Cowboys and Bandits: Why it’s worth travelling to the Grand Canyon by rail


Beside a dusty gravel track in what feels like the middle of nowhere, the train screeches to a halt. A herd of antelope disappears into the horizon: first chased by the thick dust cloud of their own doing, and then by three cowboys on horseback with revolvers. “I’m sorry to tell you that those cowboys have made it onto the train,” announces our conductor, as the town marshal rushes through the carriage.

Sure enough, those desperadoes would soon skulk from seat to seat, parting unsuspecting passengers from their cash along the way. “Get your hands where I can see ’em!” shouts the leader of the Cataract Creek Gang; this is an old fashioned train robbery featuring every darn Wild West cliche imaginable – except the dynamite, obviously. Butch Cassidy would be proud.

I’m travelling on the Grand Canyon Railway, a 65-mile stretch of single track heritage railroad that, until this point, was gently swaying its way between Williams and the Grand Canyon’s South Rim. The cowboys are, of course, part of the act. We all hide dollar bills in creative places – under hats, between book pages, in hair – as gratuities for the actors to find.
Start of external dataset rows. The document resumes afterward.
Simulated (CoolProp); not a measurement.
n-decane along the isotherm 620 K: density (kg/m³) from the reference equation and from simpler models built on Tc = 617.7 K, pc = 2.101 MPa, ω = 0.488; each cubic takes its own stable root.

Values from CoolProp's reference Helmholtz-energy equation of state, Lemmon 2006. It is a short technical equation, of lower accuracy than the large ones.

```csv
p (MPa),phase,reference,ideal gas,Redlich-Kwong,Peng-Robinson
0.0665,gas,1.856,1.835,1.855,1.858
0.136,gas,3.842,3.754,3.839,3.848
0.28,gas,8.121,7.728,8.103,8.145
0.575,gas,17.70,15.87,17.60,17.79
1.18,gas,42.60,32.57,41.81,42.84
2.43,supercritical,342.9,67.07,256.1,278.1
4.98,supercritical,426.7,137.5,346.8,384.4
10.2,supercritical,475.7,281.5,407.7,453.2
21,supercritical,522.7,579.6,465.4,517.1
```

All aboard the Grand Canyon train

(Richard Franks)

It’s so much of an act that I’d already seen these dastardly bandits and the town marshal before boarding the train, at the 9am-on-the-dot, 364-days-a-year slapstick show in the Williams railway depot’s faux Old West town. The show continues during the journey. The town marshal – an (actual) authentic marshal, originally from the Netherlands and with seven horses at his private ranch – teases us by saying a bobcat has been spotted a couple of miles ahead. Cue cameras for a Bobcat forklift left in a small construction site.

Williams has a lot to thank this railroad for. Having first operated in 1901 – to be followed in 1908 by the historic Fray Marcos Hotel and Williams Depot – passenger services were stopped in 1968 due to the rise in popularity of the motor vehicle. The line would later reopen for passenger service in 1989, followed by the current incarnation of the Fray Marcos Hotel: the Grand Canyon Railway Hotel. By 1993, the railway was carrying 105,000 passengers each year and removing 40,000 cars from the road.